But in recent years, no one here has been immune from the carnage. Violence against religious groups isn’t rooted in discrimination, analysts and religious leaders themselves say, but by a belief that they are well-funded and can pay exorbitant ransoms to recover victims of kidnapping.

Vodou, which is deeply stitched into the fabric of Haiti, faces unique challenges.

The religion has roots in the faith traditions of the enslaved Africans, who were brought to the island of Hispaniola, which Haiti shares with the Dominican Republic, and the Roman Catholicism of the French and Spanish colonists and missionaries.

Many Haitians credit a Vodou ceremony at the wooded area of Bois Caïman as a pivotal gathering in the Haitian Revolution, in which the Africans cast off their French enslavers and founded the world’s first Black republic.

In 2003, President Jean-Bertrand Aristide, a former Catholic priest, issued an executive decree recognizing Vodou as a “religion in its own right” — and “an essential element of national identity.”

But the faith, which centers on devotion to lwa, or spirits, has long been misunderstood and stigmatized, first by the French enslavers, later by Americans during the 19-year U.S. occupation and, today, members of the Haitian political and religious elite.

After the substandard sanitary practices of U.N. peacekeepers introduced cholera to Haiti in 2010, seeding an epidemic that killed almost 10,000 people, some blamed Vodou. Mobs lynched houngan, mostly with impunity.

Now, in yet another time of crisis, religious leaders and analysts say some are blaming Vodou for Haiti’s insecurity. Some gang members claim Vodou has made them invulnerable to bullets.

“As a result, many Vodouists suffered violence and threats of violence during the year,” the State Department said in a 2022 report onreligious freedom, “both from gangs and non-gang members who thought Vodouists supported gangs, affecting all citizens regardless of religious affiliation.”

Erol Josué, a Vodou priest, performs a ceremony to bless those killed in the 2010 Port-au-Prince earthquake. (Joe Raedle/Getty Images)

Josué, the Martissant houngan, is also a musician who blends Vodou sounds with contemporary ones. He was singing an homage to Moïse after the assassination when he learned his peristyle had been destroyed. He continued to sing, he said, but struggled to get the words out.

Josué was raised by his grandmother in the sprawling Port-au-Prince neighborhood of Carrefour, where the melody of merchants selling their wares was the soundtrack of his childhood. He later moved in with his mother and her partner, a houngan who taught him about Vodou.
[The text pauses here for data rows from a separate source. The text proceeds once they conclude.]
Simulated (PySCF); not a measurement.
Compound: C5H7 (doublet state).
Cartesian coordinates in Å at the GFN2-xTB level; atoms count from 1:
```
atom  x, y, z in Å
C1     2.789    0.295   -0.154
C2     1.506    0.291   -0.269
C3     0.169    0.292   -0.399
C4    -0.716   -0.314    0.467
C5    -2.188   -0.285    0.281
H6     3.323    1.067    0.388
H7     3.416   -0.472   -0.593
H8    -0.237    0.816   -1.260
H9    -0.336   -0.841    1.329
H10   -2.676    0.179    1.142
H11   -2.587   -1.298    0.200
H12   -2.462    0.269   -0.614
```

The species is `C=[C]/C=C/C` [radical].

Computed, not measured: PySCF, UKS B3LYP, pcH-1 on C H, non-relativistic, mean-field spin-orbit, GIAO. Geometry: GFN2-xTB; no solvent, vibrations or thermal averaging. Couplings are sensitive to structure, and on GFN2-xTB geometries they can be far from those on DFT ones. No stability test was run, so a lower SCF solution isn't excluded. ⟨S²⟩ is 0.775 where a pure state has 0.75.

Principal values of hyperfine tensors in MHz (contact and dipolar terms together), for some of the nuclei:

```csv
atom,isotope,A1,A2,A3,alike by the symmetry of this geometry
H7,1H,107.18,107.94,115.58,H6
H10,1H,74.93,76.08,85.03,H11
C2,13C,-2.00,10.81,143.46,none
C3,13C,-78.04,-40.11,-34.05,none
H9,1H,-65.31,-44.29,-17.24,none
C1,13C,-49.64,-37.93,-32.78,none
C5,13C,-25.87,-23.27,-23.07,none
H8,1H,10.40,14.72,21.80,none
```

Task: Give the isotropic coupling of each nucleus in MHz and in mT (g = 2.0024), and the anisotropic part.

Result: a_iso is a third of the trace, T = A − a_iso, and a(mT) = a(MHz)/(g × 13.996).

After the peristyle was destroyed, Josué said he lost weight and was sick with worry.

“It’s an enormous loss for the country,” he said. “The peristyle with its sacred objects tells the story of the country. They are the museum of the people in a country where the state does not build museums.”

He detests how gang members have hijacked and co-opted the religion, fueling its further stigmatization.

“The gangs have no respect for the sacred,” he said.

Augustin, who heads the Royaume of Vodou, an organization representing 3.9 million members, said gangs descended on his vehicle in August 2021 as he left a Vodou ceremony in Artibonite attended by 50,000 people. They forced him out of the vehicle and stole it, he said.

He has little hope there will be justice.

“The state cannot protect itself,” he said, “so it cannot protect us.”